A range of established practices exist to help retrieve information or documents, keep records
secure and retire non-current material in a timely manner. Examples of these practices are set
out below.
Keeping appropriate records will:
•	 ensure Parliamentary and electorate business is conducted efficiently and accountably;
•	 document the rights, obligations and views of constituents; and
•	 maintain a record of significant Parliamentary and electorate activities.

6.9.1 Responsibility for Managing Records
Responsibility for managing records should be clearly allocated among staff members, and
regular reviews of record-keeping practices should be undertaken.


6.9.2 Categories of Records
Typically, Senators and Members and their staff receive and generate a large quantity of
records, which can be categorised as either official or non-official records.

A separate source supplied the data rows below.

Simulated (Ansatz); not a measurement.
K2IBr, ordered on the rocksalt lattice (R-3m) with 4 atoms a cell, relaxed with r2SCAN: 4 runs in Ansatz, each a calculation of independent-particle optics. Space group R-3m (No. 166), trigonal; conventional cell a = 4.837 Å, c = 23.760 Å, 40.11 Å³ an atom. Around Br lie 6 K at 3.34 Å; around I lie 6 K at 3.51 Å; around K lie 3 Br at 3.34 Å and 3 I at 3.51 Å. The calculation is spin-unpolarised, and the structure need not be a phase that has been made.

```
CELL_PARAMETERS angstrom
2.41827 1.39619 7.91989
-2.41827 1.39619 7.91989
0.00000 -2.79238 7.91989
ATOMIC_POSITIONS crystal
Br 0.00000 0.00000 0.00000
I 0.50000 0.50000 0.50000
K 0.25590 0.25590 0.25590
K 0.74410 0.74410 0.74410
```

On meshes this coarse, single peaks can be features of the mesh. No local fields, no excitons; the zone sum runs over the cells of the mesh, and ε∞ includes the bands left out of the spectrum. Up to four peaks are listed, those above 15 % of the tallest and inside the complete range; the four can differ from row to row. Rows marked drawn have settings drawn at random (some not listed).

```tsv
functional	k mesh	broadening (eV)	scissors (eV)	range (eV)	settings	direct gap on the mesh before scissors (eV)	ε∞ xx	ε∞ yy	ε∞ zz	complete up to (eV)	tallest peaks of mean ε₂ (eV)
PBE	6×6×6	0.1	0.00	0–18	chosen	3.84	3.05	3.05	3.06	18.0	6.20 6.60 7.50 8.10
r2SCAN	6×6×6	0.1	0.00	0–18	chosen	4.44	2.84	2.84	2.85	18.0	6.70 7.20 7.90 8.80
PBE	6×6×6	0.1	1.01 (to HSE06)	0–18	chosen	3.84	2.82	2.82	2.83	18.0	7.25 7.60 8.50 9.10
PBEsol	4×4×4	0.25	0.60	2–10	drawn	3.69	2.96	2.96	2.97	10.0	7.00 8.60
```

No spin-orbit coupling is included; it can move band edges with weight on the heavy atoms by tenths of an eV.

Official records are created by:
•	 Australian Government;
•	 a government department or a Minister’s office;
•	 Australian Parliament or a Parliamentary Committee; or
•	 Senators or Members in their official capacity in relation to any of the above mentioned
   bodies.
Non-official records are created by:
•	 Senators or Members;
•	 electorate office and personal staff;
•	 constituents; or
•	 the general public.
Official records may include:
•	 departmental files and documents;
•	 committee papers such as minutes, agendas, submissions; and
•	 correspondence (including email) on matters of official ministerial business.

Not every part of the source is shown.